Laissez-faire still rocks but tighter regulation is needed
The current global financial crisis urged governments in several developed, emerging and developing countries to adopt policies and measures that allowed them to own partially or wholly private financial institutions. The emerging involvement of governments in the financial system and in the real economy has raised eyebrows and the question: What is an appropriate role for the state in the economy?
In the relevant literature, the role of the state in the economy changed during the 20th century from regulatory to developmental and from there to adjustment. However, the role of the state since the advent of the third millennium has been a mix of regulatory and adjustment.
In the market economy, private enterprises are assumed to produce goods and services that satisfy demand at the least costs, otherwise they will not be able to compete and stay in the market.
Little impact
In this environment of the market economy, the role of the state was regulatory, issuing laws, legislation and keeping regulations and security. The role of the state remained relatively limited until the thirties of the 20th century. Thus, the state had little impact on the economy during its regulatory role. In 1929, the share of the US government expenditures in the gross domestic product was approximately 10 per cent, and by 1985 increased to 35 per cent. The beginning of the period relates the Great Depression. The expanded role of the state in the economy occurred after the Second World War and was based and encouraged to a great extent by the theoretical underpinnings of the renowned English economist, John Maynard Keynes, who called for state intervention in the critical times to increase aggregate demand by increasing public expenditures when the private sector does not spend enough so as to keep the engines of production running and workers in their jobs.

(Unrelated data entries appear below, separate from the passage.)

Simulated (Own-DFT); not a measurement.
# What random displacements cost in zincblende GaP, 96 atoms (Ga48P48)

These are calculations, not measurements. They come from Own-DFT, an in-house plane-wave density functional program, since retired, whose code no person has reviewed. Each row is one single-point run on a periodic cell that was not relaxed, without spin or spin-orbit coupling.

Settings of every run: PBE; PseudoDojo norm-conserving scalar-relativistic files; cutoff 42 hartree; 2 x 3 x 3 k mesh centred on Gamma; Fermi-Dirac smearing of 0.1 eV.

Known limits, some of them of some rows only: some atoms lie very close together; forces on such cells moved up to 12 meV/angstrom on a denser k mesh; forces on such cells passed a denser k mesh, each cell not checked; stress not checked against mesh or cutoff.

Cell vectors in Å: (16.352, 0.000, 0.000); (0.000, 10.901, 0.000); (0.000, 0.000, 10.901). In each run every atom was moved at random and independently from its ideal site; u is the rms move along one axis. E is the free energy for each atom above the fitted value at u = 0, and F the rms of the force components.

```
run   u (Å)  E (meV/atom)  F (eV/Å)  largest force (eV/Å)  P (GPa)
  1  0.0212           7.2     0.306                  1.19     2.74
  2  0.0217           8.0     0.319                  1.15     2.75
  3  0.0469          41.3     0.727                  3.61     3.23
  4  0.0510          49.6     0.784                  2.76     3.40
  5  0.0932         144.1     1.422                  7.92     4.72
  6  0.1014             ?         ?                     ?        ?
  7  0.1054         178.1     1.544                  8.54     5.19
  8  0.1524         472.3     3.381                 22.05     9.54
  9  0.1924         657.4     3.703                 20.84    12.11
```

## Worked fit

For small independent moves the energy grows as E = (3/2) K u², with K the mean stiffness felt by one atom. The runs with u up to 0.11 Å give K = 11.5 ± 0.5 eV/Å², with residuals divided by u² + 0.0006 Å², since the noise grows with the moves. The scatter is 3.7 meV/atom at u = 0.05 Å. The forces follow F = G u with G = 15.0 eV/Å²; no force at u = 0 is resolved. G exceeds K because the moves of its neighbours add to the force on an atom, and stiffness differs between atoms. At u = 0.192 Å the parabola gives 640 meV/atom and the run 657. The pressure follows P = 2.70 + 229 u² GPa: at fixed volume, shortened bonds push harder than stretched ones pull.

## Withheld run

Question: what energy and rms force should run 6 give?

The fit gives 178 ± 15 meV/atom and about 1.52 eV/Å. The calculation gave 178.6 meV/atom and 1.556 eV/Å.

During this developmental stage, from the 1940s to the 1980s of the 20th century, the state shouldered extensive economic and social activities and adopted basic responsibilities of keeping economic growth, price stability and full employment. Thus, the state intervention in the economy became a given axiom and planning became a tool to achieve economic and social development. In spite of the important achievements in the development sphere in health, education, infrastructure and employment by the state, those achievements were below the targeted objectives as evidenced by weak conditions of the 1980s which promoted a review of the role of the state in the economy and paved the way for the shift to the adjustment role which was based on three pillars, namely:
--Economic liberalisation: elimination of restrictions and barriers on foreign trade, promoting competition and supporting the private sector;
- Public sector reform: improving the management of public expenditures, reforming civil service and improving performance of public enterprises either by privatisation or by restructuring;
- Macro economic policies to achieve stability of the economy.
In many countries, including Arab countries, governments adopted the adjustment role and liberalised their economies and reformed their public sector by selling many enterprises to the national and foreign private sectors and paved the way for a special and distinguished role for the private sector under the umbrella of market economy and globalisation, characterised by large flows of trade, capital and information.
The current global financial crisis has ignited the debate as to the appropriate role of the state in energising the economy through expansionary fiscal and monetary policies and other measures, even nationalisation if that could prevent the economy from sliding to economic depression, which would cost any country great economic and social hardships.
Regulation versus intervention
The current global crisis started in the financial system in the United States and its sub prime mortgage market in particular, and spread from there to financial markets of many countries.
The turmoil in financial markets impacted negatively the global economic activities and thus lowering expected growth rates in 2008 and 2009. The state should have a strong and effective role in protecting the financial system by regulation and supervision.
Observations in different regions and countries show that unless the financial system is well regulated and supervised and reviewed on a regular basis, the concerned country will face the risk of financial and economic crises. If this is the case, then the state should establish an effective system for supervising banks, other financial institutions including financial markets, with the objectives of stability of the financial system and its smooth operations. The state should also ensure accurate and timely information, data and transparency in transactions. The state should make sure that well informed and trained supervisors are available. Above all, the government should be well regulated, informed and non-corrupt. Such a government requires a transparent regulatory framework, well trained and paid civil servants, and strict commitment to good governance.